Saturday, December 26, 2009

A Heavy Heart

As I sit here this morning, the day after Christmas, I sit with mixed emotions. First, I am so thankful for and overwhelmed by the love of Christ.

"For unto us a child is born, unto us a son is given: and the government shall be upon his shoulder: and his name shall be called Wonderful, Counsellor, the Mighty God, the Everlasting Father, the Prince of Peace" Isaiah 9:6.

He is truly wonderful, ......my counsellor, ......my God ... my heavenly Father, and from whom all my peace comes. And He is the reason for this season and the true meaning of Christmas. He is the reason I am here today. Without Him, I am nothing. Without Him, I am incomplete and life has no meaning. Because He was born, because He died, and because He lives today, I have hope and love and the promise that no matter what tomorrow may hold, my future is secure.

But there are so many who do not know Him.

For so many, this Christmas, the greatest gift of all is left unopened.

Deceived and fooled by the temporary pleasures of this world, people reject and push away their only hope for true happiness and eternal salvation. They reject the One who loves them more than anyone else, the One who will never leave them, the One who knew them before they were even born, the One who gave everything so that they might live.

My heart grieves for the lost today.

Family and friends.

Young and Old.

And those whose names I do not know.

My heart grieves for those who are deceived today.

Grieves for those who have accepted the lies as truth.

Grieves for those who have chosen the temporary in place of the eternal.

Grieves for those who are searching in all the wrong places and will never find what they are looking for.

Grieves for those who have left the greatest gift they will ever receive, unopened.

As one who loves to give gifts, I cannot imagine how Jesus must feel. It gives me so much joy in giving someone a present and watching them receive it, open it, and know that they truly love it! A gift that cost me a little time, money and effort. But to give your life, everything you have, and to be rejected. My heart breaks.

So today, I pray.

I pray for those who God has placed on my heart, those who I love and those who He loves even more. And I remain thankful for all that He has already done and all that He said He would do.

And though my heart is heavy, my soul sings.

Sings of His goodness and faithfulness.

Of His mercy and lovingkindness.

Of His Grace.

Thank you, Jesus, for all the gifts that You have given me.

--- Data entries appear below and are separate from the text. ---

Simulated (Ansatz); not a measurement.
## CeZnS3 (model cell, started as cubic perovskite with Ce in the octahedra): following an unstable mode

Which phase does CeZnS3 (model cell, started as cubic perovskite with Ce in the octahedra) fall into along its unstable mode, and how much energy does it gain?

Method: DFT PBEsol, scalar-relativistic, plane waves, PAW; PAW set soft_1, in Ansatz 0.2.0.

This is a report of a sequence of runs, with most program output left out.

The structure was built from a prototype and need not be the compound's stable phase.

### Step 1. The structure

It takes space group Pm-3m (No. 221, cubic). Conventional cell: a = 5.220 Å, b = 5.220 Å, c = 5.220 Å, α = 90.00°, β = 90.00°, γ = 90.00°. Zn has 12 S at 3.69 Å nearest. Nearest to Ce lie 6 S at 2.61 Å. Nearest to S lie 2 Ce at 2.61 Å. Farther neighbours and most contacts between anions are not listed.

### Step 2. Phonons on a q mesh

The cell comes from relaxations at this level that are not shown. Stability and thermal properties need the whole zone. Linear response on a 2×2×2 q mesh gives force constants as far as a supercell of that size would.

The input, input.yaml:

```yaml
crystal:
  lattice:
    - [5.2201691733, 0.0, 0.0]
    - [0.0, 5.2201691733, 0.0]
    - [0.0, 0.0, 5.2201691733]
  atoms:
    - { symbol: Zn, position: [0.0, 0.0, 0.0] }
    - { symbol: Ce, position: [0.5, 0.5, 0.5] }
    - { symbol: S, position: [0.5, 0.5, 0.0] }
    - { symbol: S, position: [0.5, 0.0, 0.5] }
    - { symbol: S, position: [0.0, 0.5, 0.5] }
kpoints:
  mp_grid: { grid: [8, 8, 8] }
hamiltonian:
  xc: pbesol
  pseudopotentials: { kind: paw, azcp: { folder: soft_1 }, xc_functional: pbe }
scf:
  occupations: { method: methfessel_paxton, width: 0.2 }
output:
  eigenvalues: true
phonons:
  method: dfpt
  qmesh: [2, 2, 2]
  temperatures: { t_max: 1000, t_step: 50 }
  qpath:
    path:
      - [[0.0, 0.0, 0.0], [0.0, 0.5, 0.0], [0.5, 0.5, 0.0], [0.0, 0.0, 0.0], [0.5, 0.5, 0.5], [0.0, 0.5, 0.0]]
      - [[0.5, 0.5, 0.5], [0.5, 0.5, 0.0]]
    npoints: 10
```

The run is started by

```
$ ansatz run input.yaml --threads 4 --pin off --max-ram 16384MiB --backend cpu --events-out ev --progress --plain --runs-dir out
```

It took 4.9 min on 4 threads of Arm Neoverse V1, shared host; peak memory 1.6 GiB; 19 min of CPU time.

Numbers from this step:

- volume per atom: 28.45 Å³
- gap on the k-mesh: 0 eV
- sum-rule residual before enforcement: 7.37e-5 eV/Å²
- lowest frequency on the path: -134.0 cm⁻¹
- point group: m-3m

Thank you for those you have called me to pray for and who will one day cry out to you and accept your gift of salvation.

Your love is amazing.

Praise the Lord, O my soul!

1 friends had this to say:

Martha said...

Shelly, SO very well said & So beautifully written! I agree, for many the greatest gift of all - was left un-opened! My heart grieves with you for those who have rejected the "true, eternal" gift...In the midst of this - I, too am thankful for my Saviour and still believing in His promises for my loved ones! His Mercy, Grace & Love is truly amazing! Where would I be without Him!!